'Smart cities' expert has a message for Gladstone
PROFESSOR Marcus Foth has a message for cities like Gladstone: you don't need to be like Brisbane.
The QUT professor of urban informatics will deliver the closing keynote address at this week's state conference for the Planning Institute of Australia, to be held in Gladstone tomorrow and Friday.
It's the first time the conference has been held in the Gladstone Region and with the theme "Fuelling the Powerhouse", the event promises a focus on local industry.
Prof Foth (left) said his address would focus on the human element of urban planning, as well as making sure regional cities knew it was their differences with major cities that made them stand out.
Known as an expert on "smart cities", Prof Foth said his aim was to cut through some of the hype surrounding the technology-focused urban planning philosophy.
"That terminology has been around for about 10 years and there have already been a lot of lessons learned from some of the mistakes made by early adopters like Korea," he said.
"They had a government that was investing heavily into the tech side of things, so they worked with these huge companies to build 'smart cities' in greenfield estates - but they didn't have that focus on urban spaces, which prioritised the richness of human interaction.

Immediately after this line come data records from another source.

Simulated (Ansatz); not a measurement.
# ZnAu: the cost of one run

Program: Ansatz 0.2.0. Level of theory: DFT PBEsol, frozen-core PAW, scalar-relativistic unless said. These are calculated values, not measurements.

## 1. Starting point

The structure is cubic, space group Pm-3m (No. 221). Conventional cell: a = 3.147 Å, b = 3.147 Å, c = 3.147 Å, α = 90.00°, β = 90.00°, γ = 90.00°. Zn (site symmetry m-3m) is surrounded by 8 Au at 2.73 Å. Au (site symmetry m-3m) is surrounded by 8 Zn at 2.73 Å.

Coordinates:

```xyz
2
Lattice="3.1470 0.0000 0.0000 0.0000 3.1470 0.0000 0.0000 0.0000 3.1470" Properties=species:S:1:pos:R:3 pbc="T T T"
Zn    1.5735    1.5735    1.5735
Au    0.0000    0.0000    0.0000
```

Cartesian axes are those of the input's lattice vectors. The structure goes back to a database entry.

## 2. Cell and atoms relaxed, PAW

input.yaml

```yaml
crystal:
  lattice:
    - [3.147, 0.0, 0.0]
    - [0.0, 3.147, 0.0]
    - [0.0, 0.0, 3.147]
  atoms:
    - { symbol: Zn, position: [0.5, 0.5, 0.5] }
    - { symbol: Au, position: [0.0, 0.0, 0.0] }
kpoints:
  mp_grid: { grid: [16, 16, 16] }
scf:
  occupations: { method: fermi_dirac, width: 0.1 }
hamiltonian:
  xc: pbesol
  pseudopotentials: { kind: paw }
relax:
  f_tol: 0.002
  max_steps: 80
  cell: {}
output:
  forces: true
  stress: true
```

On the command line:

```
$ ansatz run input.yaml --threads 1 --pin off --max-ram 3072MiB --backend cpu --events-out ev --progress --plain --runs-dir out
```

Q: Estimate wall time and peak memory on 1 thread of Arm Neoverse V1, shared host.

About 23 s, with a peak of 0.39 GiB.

"The smart city agenda now recognises we need a strong focus on the human element."
Prof Foth said Gladstone Regional Council's stalled attempt last year to introduce magnetic sensor-activated "smart parking" in the CBD was an example of smart-city thinking being technology-led, rather than community-led.
"I think what was missing in that case was a whole-of-government approach," he said.
"A smart city agenda is just as much about consulting with the community as it is about new technology - the technology itself can't make decisions about how to use that data."
Speaking to The Observer from the Australian Regional Development Conference at Tweed Heads yesterday, Prof Foth said the boom-and-bust cycle currently affecting Gladstone was playing out in different ways across the country.
He said planning ahead for different economic cycles with "smart regulation" was just as important as integrating new technology into cities and he expected much of the discussion at Gladstone's conference to focus on this issue.
But one point Prof Foth said he wanted to drive home on his own terms was how improved regional connectivity was leading people to leave metropolitan areas and look for new opportunities in the regions.
"People feel like they're in a hamster wheel - constantly dictated to by the diary on their smartphones," he said.
"There's always been those older people doing the seachange, or the 'tree change', but it's happening with much younger demographics now.
"There's a lot of young people who can't afford housing in Sydney or Melbourne who don't want a two-hour commute, so places like Gladstone are of interest to them.
"What some of these local governments around the country need to understand is you want to avoid the standard gentrification approach ... you don't want everyone sipping lattes next to the graffiti under the LED lights.
"If it all looks the same, they start to look elsewhere."
The conference will be held at Gladstone Entertainment Convention Centre and will also feature speakers from the CSIRO, GPC, Gladstone Regional Council, the National Heart Foundation and Brisbane City Council.